Canpack reports net sales increase
Canpack has reported its results for the three and twelve months ending 31 December 2021 and its trading update for Q4 and Full Year 2021.
During the three and twelve months ended December 31, 2021, consumers have continued to switch to beverage cans as the preferred option for at-home consumption. Canpack’s strong volume performance was driven by: (i) increased demand in Europe, Colombia and Africa, (ii) increased production volumes from its Czech Republic facility, which began production in June 2020 and (iii) increased demand from the US customer base, for which cans have been shipped mainly from facilities in Asia.
Net sales increased 23% and 31%, respectively, for the three and twelve months ending 31 December 2021. This strong performance was driven by volume increases of 5% and 16% in the Beverage Cans and Ends division and 28% and 23% in the Glass Packaging division for the three and twelve months ending 31 December respectively.
Additionally, beverage can net sales have increased for the three and twelve months to higher LME levels, higher average conversion prices and higher transportation upcharges relating primarily to long-distance deliveries.
Cost of sales increased 24% and 32%, respectively, for the three and twelve month period. This increase was primarily due to an increase in beverage can volumes and higher aluminium prices given higher LME and premium levels, higher labour costs primarily due to inflation and increased transportation costs.
Adjusted EBITDA decreased to $92 million for the three months ending 31 December compared to $108 million for the same period in 2020 (-15%). This decrease was primarily driven by Olyphant moving from the start-up to ramp-up phase, resulting in a $13 million loss. Adjusted EBITDA increased to $524 million for the year ending 31 December 2021 compared to $445 million in 2020 (+18%). This increase was primarily driven by incremental beverage can volumes.

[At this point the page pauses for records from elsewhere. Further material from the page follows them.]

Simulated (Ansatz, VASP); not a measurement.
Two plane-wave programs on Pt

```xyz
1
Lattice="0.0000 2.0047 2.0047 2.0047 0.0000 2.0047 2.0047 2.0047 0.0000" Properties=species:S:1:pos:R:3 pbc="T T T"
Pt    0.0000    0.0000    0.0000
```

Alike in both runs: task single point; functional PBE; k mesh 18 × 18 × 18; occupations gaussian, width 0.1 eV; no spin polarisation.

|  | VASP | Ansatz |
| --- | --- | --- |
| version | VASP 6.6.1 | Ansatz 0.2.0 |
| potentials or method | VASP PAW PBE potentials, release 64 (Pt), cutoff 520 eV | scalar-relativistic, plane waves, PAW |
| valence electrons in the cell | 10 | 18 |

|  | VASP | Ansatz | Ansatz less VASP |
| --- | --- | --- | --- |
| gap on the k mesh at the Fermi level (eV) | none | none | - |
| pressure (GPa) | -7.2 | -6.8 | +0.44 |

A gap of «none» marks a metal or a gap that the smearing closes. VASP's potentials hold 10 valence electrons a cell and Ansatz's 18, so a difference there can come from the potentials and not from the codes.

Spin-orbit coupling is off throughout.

Capital expenditures increased to $219 million and $480 million, respectively. The higher levels of capital expenditures in the twelve months were mainly due to planned spending for the company’s US greenfield projects in Olyphant, Pennsylvania and Muncie, Indiana, a new can body line in Russia, an extension of lines in Brazil and in the Netherlands and a new can ends line in United Arab Emirates, compared to capital expenditures during the same periods in 2020, which primarily related to its Czech Republic greenfield project and initial expenditures for the new facilities in the US.
Net cash provided by operating activities decreased by $199 million to a net outflow of $57 million for the three months, from a net inflow of $142 million for the same period in 2020. The decrease in cash provided by operating activities was caused mainly by higher working capital requirements because of
lower factoring of receivables, higher beverage can bodies volume sales and higher LME.
Free cash flow decreased by $255 million to a cash outflow of $260 million for the three months ending 31 December, from a cash outflow of $5 million for the same period in 2020. This decrease was due to higher capital expenditures, higher working capital employed and lower adjusted EBITDA during the three months compared to the same period in 2020. Free cash flow decreased by $244 million to a cash outflow of $238 million for the year, from a cash inflow of $6 million in 2020. This decrease was due to higher capital expenditures and higher working capital employed, partially offset by higher adjusted EBITDA.
Commenting, chief executive officer, Roberto Villaquirán, said:
“We are pleased to announce solid performance for the year ending 31 December 2021 with improvement in our different business units across the globe. During 2021, Canpack entered the US market with the start-up of two of our four planned lines. These two are now fully operational and delivering commercial cans to our customers.
In March 2022, we began production on the third line at our Olyphant plant as planned. Market dynamics continue to be fluid. Price recovery and managing supply chains will remain a challenge and will be the key focus for 2022.
“We are truly saddened by the events in Ukraine where Canpack has two manufacturing facilities. Both facilities are closed for the moment, as we focus on our employees’ safety and humanitarian efforts to ensure their families are safe.”